Compaction

Compaction nodetool commands

The nodetool utility provides a number of commands related to compaction:

compactionstats
Statistics about current and pending compactions.
compactionhistory
List details about the last compactions.

Common options

There is a number of common options for all the compaction strategies;

enabled (default: true)
Whether minor compactions should run. Note that you can have ‘enabled’: true as a compaction option and then do ‘nodetool enableautocompaction’ to start running compactions.
tombstone_threshold (default: 0.2)
How much of the sstable should be tombstones for us to consider doing a single sstable compaction of that sstable.
tombstone_compaction_interval (default: 86400s (1 day))
Since it might not be possible to drop any tombstones when doing a single sstable compaction we need to make sure that one sstable is not constantly getting recompacted - this option states how often we should try for a given sstable.
min_threshold (default: 4)
Lower limit of number of sstables before a compaction is triggered. Not used for LeveledCompactionStrategy.
max_threshold (default: 32)
Upper limit of number of sstables before a compaction is triggered. Not used for LeveledCompactionStrategy.

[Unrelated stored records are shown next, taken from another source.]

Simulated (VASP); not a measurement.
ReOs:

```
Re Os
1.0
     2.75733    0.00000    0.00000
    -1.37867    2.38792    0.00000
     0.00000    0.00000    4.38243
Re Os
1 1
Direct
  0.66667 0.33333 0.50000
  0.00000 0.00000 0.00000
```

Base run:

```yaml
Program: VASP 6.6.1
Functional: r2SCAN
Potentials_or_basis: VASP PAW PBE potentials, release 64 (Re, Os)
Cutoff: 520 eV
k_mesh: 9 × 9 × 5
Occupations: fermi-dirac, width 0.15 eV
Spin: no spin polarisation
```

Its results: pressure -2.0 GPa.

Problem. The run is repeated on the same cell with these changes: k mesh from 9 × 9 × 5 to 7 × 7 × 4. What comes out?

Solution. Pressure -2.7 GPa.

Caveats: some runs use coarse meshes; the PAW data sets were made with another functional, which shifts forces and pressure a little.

Further, see the section on each strategy for specific additional options.

Size Tiered Compaction Strategy

The basic idea of SizeTieredCompactionStrategy (STCS) is to merge SSTables of approximately the same size. All SSTables are put in different buckets depending on their size. An SSTable is added to the bucket if size of the SSTable is within bucket_low and bucket_high of the current average size of the SSTables already in the bucket. This will create several buckets and the most interesting of those buckets will be compacted. The most interesting one is decided by figuring out which bucket’s SSTables takes the most reads.

Major compaction

When running a major compaction with STCS you will end up with two SSTables per data directory (one for repaired data and one for unrepaired data). There is also an option (-s) to do a major compaction that splits the output into several SSTables. The sizes of the SSTables are approximately 50%, 25%, 12.5%… of the total size.

STCS options

min_SSTable_size (default: 50MB)
SSTables smaller than this are put in the same bucket.
bucket_low (default: 0.5)
How much smaller than the average size of a bucket a SSTable should be before not being included in the bucket. That is, if bucket_low * avg_bucket_size < SSTable_size (and the bucket_high condition holds, see below), then the SSTable is added to the bucket.
bucket_high (default: 1.5)
How much bigger than the average size of a bucket a SSTable should be before not being included in the bucket. That is, if SSTable_size < bucket_high * avg_bucket_size (and the bucket_low condition holds, see above), then the SSTable is added to the bucket.

Defragmentation

Defragmentation is done when many SSTables are touched during a read. The result of the read is put in to the memtable so that the next read will not have to touch as many SSTables. This can cause writes on a read-only-cluster.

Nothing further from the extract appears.